Analytical reasoning refers to the ability to look at information, be it qualitative or quantitative in nature, and discern patterns within the information. Analytical reasoning involves deductive reasoning with no specialised knowledge, such as: comprehending the basic structure of a set of relationships; recognizing logically equivalent statements; and inferring what could be true or must be true from given facts and rules. Analytical reasoning is axiomatic in that its truth is self-evident. In contrast, synthetic reasoning requires that we include empirical observations, which are always open to doubt. The specific terms “analytic” and “synthetic” themselves were introduced by Kant (1781) at the beginning of his Critique of Pure Reason.
In the philosophy of Immanuel Kant, analytic reasoning represents judgments made upon statements that are based on the virtue of the statement's own content. No particular experience, beyond an understanding of the meanings of words used, is necessary for analytic reasoning.
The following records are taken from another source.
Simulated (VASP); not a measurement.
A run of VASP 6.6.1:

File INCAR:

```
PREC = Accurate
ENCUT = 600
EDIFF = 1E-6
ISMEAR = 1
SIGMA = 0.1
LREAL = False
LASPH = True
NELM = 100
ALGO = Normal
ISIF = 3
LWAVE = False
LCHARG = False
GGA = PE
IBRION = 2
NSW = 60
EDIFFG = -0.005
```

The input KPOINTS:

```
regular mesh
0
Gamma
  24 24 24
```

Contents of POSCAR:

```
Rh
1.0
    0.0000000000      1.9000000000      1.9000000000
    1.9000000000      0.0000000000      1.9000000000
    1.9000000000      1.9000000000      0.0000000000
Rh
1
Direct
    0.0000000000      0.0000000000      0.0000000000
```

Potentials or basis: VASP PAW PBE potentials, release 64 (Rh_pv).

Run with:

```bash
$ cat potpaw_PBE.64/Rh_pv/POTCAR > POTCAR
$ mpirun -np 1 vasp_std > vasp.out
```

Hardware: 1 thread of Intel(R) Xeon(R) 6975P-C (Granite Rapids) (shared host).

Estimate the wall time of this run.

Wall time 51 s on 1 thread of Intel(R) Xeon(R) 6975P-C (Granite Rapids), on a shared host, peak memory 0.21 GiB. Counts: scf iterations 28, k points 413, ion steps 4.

For example, "John is a bachelor." is a given true statement. Through analytic reasoning, one can make the judgment that John is unmarried. One knows this to be true since the state of being unmarried is implied in the word bachelor; no particular experience of John is necessary to make this judgement.
To suggest that John is married—given that he is a bachelor—would be self-contradictory.
- See Stephen Palmquist, "Knowledge and Experience - An Examination of the Four Reflective 'Perspectives' in Kant's Critical Philosophy", Kant-Studien 78:2 (1987), pp.170-200; revised and reprinted as Chapter IV of Kant's System of Perspectives (Lanham: University Press of America, 1993).